Unguided dumb kinetic projectiles have been used in wars gone past, such as the "Lazy Dog" used in Vietnam. You just shovel loads of them into the sky over the target, and let their kinetic energy take them through any cover (such as light roofing or tree canopy) and through any soft target underneath. To quote from the wiki page on kinetic bombardment,
These were dumped from aircraft onto enemy troops and had the same effect as a machine gun fired vertically. Observers visiting a battlefield after an attack said it looked like the ground had been 'tenderized' using a gigantic fork. Bodies had been penetrated longitudinally from shoulder to lower abdomen
(original sources are books, and the google book links don't work for me)
One of the dart shapes could apparently penetrate over 60cm of sand, which is quite effective for such a small projectile. Similar weapons (called, more generally, flechettes) were used in WW1 and 2, though I don't have any reports on their use or effectiveness.

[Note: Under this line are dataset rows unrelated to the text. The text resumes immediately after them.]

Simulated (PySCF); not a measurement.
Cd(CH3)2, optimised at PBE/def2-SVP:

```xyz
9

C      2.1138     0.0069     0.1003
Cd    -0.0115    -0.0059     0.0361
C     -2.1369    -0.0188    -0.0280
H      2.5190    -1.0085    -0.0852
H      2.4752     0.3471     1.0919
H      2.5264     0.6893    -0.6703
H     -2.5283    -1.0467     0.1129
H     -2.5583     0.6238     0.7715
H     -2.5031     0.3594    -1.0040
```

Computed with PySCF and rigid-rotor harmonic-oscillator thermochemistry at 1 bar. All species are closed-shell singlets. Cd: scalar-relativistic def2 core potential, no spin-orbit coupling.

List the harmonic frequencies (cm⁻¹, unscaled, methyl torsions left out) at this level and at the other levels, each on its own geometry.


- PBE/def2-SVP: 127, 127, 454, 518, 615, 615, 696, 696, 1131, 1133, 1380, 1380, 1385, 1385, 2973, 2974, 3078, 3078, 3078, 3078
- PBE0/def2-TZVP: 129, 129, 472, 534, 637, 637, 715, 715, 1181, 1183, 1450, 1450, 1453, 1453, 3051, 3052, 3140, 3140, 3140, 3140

If your swords fall lengthwise, either the pointy end first or a suitably sharp pommel (not that such things are very common), then the effects will be fairly similar, though swords are generally a bit bigger and heavier than flechettes or lazy dog projectiles.
Rain generally falls from 2000m upwards. Lets say a sword ways 1.5kg. If it falls from that height it'll be going at about 200m/s, giving it a kinetic energy of nearly 30kJ (neglecting air resistance, but swords and skinny and dense so it shouldn't make too much difference. Probably). This is nearly twice the muzzle energy of a 50 cal machinegun round, but with an awful lot more momentum due to its substantially greater mass. I'm not totally certain what kind of penetration this will have in most materials, but investigation of the effects of 50cal MG fire might be informative. Velocity of the falling swords scales according to the square-root of the height they fall from, so their kinetic energy scales linearly with height. Some storm clouds can be very tall... I'm not sure what the terminal velocity of a slender bit of falling steel is, but it is likely to be fast so this 50cal comparison is probably at the lower end of destructive potential.
That just leaves the how many swords fall. A seriously heavy rain shower might drop 50mm of rain in an hour. Over a 1 metre square patch of land, that'll be 50l of water. Given the same mass of stuff falling, that's 100 of the aforementioned swords for every 3 square metres of land. If your plot of land is slightly larger than 5x5 metres, you'll get enough swords every year to make your very own iron throne. Melting the metal bounty down might be tricky though, because all the trees will be gone, so no charcoal or wood for cooking or forging. Maybe you'll have access to coal, and can use the swords as mining tools.
As well as the trees, this bombardment will also destroy most light constructions (such as houses), erode rock, churn up land and ruin crops, sink boats, slaughter livestock, etc etc. It won't take many years of this happening to destroy most large woodlands and macrofauna. If it has been going on for a while, trees and livestock and horses and so on simply won't be things that exist anymore, except in carefully maintained armoured environments. Steep valleys will fill with rusting iron. Rivers will turn read and brown, and might poison fish (those that haven't already been shredded, so probably only the little ones) or at least cause dissolved oxygen reduction. You might get sword avalanches on very steep hillsides.
The UK's current area of land devoted to agriculture is about 93 billion square metres, so in order to keep the land useable (lets not think about the fact that anything growing or living on that land might have been ruined) you need to shift some 4.65 gigatonnes of steel. With about 55 million adults in the country, they'll each need to shift about 85 tonnes of steel. I don't know where they'd put it all, though. You could send it out to sea, but all the boats will probably have sunk...
Sword facts and figures were added after I did my calculations. They end up being even more bad news than my example. 3600 swords per square metre per hour instead of 34, 9 tonnes of steel instead of 50kg. I won't bother working out the coverage of land, because it would be pointless. Everything gets buried and crushed to death, even if it doesn't get stabbed. Underground facilities have to tunnel their way out through a layer of steel to escape.
Oh, and projectile kinetic energy now nearly 50kJ instead of nearly 30. Swords fall, everyone dies.